Second, just out of curiosity.
Would it be harder to use traditional Bash shell script instead of Python since you were already on Linux?
https://en.wikipedia.org/wiki/Shell_script
https://en.wikipedia.org/wiki/Bash_(Unix_shell)
Yeah, it would be much harder. I'm actually quite a fan of bash scripts, but json parsing alone can give you a real headache, and these scripts actually only do 3 things: 1. parse json, 2. download files, 3. call lazbuild. While bash has a slight edge in ease for calling programs (and therefore downloading thanks to wget, curl or lynx), it is not much easier to weigh out the pain it would be to handle complex datastructures with it.

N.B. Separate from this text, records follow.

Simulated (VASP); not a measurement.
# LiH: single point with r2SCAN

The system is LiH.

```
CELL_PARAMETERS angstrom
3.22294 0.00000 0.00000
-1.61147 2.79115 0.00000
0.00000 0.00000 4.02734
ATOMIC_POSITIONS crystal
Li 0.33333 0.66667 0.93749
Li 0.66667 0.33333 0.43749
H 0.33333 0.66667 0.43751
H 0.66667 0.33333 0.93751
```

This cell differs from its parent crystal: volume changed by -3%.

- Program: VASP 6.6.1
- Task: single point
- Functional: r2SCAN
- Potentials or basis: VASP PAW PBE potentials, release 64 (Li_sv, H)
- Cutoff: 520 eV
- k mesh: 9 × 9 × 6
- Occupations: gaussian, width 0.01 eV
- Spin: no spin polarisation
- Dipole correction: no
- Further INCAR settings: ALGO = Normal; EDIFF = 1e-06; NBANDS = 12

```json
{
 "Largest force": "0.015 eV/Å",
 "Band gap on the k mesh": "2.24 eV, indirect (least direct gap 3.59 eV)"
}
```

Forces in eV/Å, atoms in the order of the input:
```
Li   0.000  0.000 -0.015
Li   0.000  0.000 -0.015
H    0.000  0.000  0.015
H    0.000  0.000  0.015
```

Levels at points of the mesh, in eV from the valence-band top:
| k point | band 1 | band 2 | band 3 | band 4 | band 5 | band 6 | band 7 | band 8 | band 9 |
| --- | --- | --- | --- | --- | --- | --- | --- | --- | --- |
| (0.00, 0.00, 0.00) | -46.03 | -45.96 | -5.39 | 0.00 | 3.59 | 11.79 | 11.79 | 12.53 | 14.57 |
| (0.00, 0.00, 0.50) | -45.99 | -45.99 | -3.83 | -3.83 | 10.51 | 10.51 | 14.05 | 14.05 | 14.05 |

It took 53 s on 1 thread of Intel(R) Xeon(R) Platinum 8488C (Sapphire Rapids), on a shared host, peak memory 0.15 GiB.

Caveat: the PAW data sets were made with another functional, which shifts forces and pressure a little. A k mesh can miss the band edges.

Python on the other hand supports OOP, which makes handling datastructures represented by json rather easy. Example to downlad a tar.gz and unzip it:
# bash
wget -O- url | tar -xz
# python
with request.open(url) as req:
p = Popen(["tar", "-xz"], stdin=req)
p.communicate()
Sure python is a little more complicated about this, but after all it's rather easy. Then when it comes to parsing json:
serialized = json.load(req)
for key, value in serialized.items():
...
While in bash I would need to either write some really dreadful sed queries or use specified tools and first convert the json to a string array which i can than iterate, and here python wins hands down
That's good news! I will try that later!
for installing local packages there is already lazbuild. However it lacks the feature of removing packages as well. This would be handy sometimes if you installed a package and broke your lazarus this way, because the package makes it crash.
Yeah I use internally simply lazbuilds -add-package-link to register the packages (I currently don't know if this is enough for design time packages, but from my understanding lazarus should build them with the project as long as they are registered), and the fact that my tool can't remove packages also relies on the fact that lazbuild can't do this.
When I break my lazarus with new components I usually use make to rebuild it withouth the components (simple make all) and then can start it and uninstall these components before rebuilding it from the IDE. This is especially funny when I'm using it on my raspi, because I don't use a DE on it and only connect via SSH, so to install packages I can easiely use lazbuild but for uninstalling I need to use X11 forwarding.
I really like lazbuild and think it's great to have a CLI interface for building lazarus projects, but it's missing some functionality.
I am also toying with the Idea to make this thing fully OPM compatible (i.e. using OPM configurations and locations) and integrate it directly into Lazbuild, I was looking into it, and decided that for now this is to complicated for what I want to accomplish, but is on my todo list for the future. The goal is to simply do something like calling "lazbuild opm install Indy10" or so.
But as I said, my current goal is to create a toolchain for building lazarus projects within docker, and a python script is more than enough for now.